6th Sunday after Pentecost - Come to Me

Matthew 11:15-19, 25-30

Today's gospel passage is really a tale of two passages, each a lesson in confounding expectations and contain what I think are the three most beautiful words in the New Testament, when Jesus tells the weary and burdened to ‘Come to me.”  “Come to me … for I am gentle and humble in heart’ (Matt 11:28-29).

 Let’s first look at the context of today’s reading.  Over the last three week’s readings from Matthew, we have heard a string of passages of Jesus talking about mission.  That ends today and it’s a whole different scene.  John the Baptist, has been imprisoned, and the verses immediately before today’s text shows that John the Baptist has heard of all that Jesus is doing and wants to know with certainty that he is Israel's messiah, so he sends his disciples to ask Jesus directly (Matt 11:1-14). This is where we come in today and what follows from this question about Jesus' messiahship in today’s text centres on the nature of perception and expectation: who are John and Jesus?  

The crowds appear ready to judge only on the basis of the company John and Jesus kept.  John played the part of a social misfit, a throwback prophet to someone like Elijah.  Our reading today shows many thought John demon possessed (v. 18). Jesus, on the other hand, associated himself with sinners and tax collectors. Therefore, the crowds concluded, he must be "a glutton and a drunkard" (v. 19).
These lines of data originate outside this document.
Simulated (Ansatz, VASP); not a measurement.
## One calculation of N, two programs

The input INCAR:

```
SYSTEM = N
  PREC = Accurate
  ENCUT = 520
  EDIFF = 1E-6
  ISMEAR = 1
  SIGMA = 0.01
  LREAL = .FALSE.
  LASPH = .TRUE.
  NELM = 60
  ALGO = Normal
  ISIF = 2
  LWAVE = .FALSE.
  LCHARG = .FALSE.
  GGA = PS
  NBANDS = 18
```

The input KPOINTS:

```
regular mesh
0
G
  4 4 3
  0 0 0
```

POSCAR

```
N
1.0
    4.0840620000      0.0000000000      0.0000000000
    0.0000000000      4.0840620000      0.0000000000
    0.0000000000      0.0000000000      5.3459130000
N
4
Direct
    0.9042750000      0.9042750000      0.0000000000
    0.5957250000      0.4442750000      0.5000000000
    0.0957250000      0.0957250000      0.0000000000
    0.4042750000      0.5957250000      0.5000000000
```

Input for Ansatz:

Jesus points out that God's will has been made known in more than one way through different kinds of people, and yet still isn't recognized. Jesus' question to the crowd regarding John the Baptist back in v.7, just before today’s text is a good one: "What did you come into the wilderness to look at?" (11:7). We ask ourselves the same thing.  What are our expectations or perceptions of a prophet's vocation or Jesus’ behaviour?  And how do our expectations, and the little conditions they contain, prevent us from recognizing the will of God in human form?

These passages remind us precisely of our inability to box Jesus (and John) in, even if, like Peter on the mountain of transfiguration, (17:4) we are so often ready to build shelters around our understandings of who God's Son is. Of Jesus were a mere reflection of the people he saves, we would need to somehow gather together a million mirror images. But Jesus points out that divine wisdom defies such categories and is to be judged by deeds not perceptions (v.19). As anyone in ministry quickly realises, there is more than one way to disappoint people who expected you to be different somehow!

In the second section of this passage, it is now our expectations of discipleship that are challenged.  A shift in voice and tone occurs: "At that time,” Jesus says, and prays a wonderful prayer that reminds us of his high priestly prayer in John 17...". I praise you, Father, Lord of heaven and earth, because you have hidden these things from the wise and learned, and revealed them to little children. 26 Yes, Father, for this is what you were pleased to do.” 27 “All things have been committed to me by my Father…”(vv.25-27).   

 Then Jesus gives the beautiful invitation: “Come to me, all you who are weary and burdened, and I will give you rest.  Take my yoke upon you and learn from me, for I am gentle and humble in heart, and you will find rest for your souls.  For my yoke is easy and my burden is light.” (Matthew 11:28-30).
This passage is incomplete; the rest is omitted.